You know, I discussed this with robin too, and I don't understand this at all. The voltage potential across the holders is less than 60V running in series, and while there could be concerns about arcing to -ground- underneath, it's a full 1 mm air gap from connector to heatsink, which is much too large for this to happen.
I'm dubious until I hear an explanation, although I might have just given one. Could be a UL minimum gap requirement.
Having said that, I'd certainly edit my build thread to reflect this, if I could. Which I can't. If somebody dies, you know who to blame.
i feel ya. in an extreme perspective of thinking, the potential from the holder contact to the chip contact is zero and the (acceptable, less than 60V) voltage drop occurs entirely across the chip and again zero potential between the chip and the contact on the other side
but contacts are rated for current, where voltage rating has 100% to do with the maximum voltage a piece of hardware, receptacle, or in this case holder is rated to isolate relative to a nearby ground, to prevent arcing as you suggested
so in this case where you have a potential of 200-400V between the holder and the chassis/heatsink it seems prudent to consider that. and keep in mind ideal specifically touts that theirs are 250V rated and suitable for series installs, so at least ideal is thinking in open circuit voltage to ground perspective.
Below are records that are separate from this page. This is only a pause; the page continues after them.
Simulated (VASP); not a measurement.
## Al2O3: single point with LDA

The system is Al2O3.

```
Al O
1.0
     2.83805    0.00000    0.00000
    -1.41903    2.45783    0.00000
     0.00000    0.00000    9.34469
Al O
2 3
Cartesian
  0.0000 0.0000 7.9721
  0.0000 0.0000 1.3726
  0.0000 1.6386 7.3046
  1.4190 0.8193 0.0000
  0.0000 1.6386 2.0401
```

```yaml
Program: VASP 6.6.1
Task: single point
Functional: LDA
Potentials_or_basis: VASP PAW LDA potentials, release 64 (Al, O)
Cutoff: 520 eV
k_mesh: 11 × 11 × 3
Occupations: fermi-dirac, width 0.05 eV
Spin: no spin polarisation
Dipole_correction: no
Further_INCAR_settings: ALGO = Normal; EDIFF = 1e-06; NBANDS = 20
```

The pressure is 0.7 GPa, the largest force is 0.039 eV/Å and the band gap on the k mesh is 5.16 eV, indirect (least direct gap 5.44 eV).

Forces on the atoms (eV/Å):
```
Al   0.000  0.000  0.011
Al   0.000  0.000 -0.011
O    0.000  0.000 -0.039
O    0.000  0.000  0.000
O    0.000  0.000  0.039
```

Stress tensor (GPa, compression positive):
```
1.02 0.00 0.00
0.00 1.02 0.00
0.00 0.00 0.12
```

in my mind the fact that they either "rerated" or typo'd the 3070 holders from 60 to 150V (and the fact that there are shitloads of low-current high voltage series setups out there with BJBs), means it is "probably" ok in a proper install in the 150-200V range but id be really leery to run it in a setup with 250-400+V open circuit voltage.
i guess the worst case scenario is a chip ground fault (on a metal base chip i.e. most mfrs. other than the ceramic crees) and suddenly youre putting 400V to ground, you'd think the driver would overcurrent fault in this case but what would happen right before that?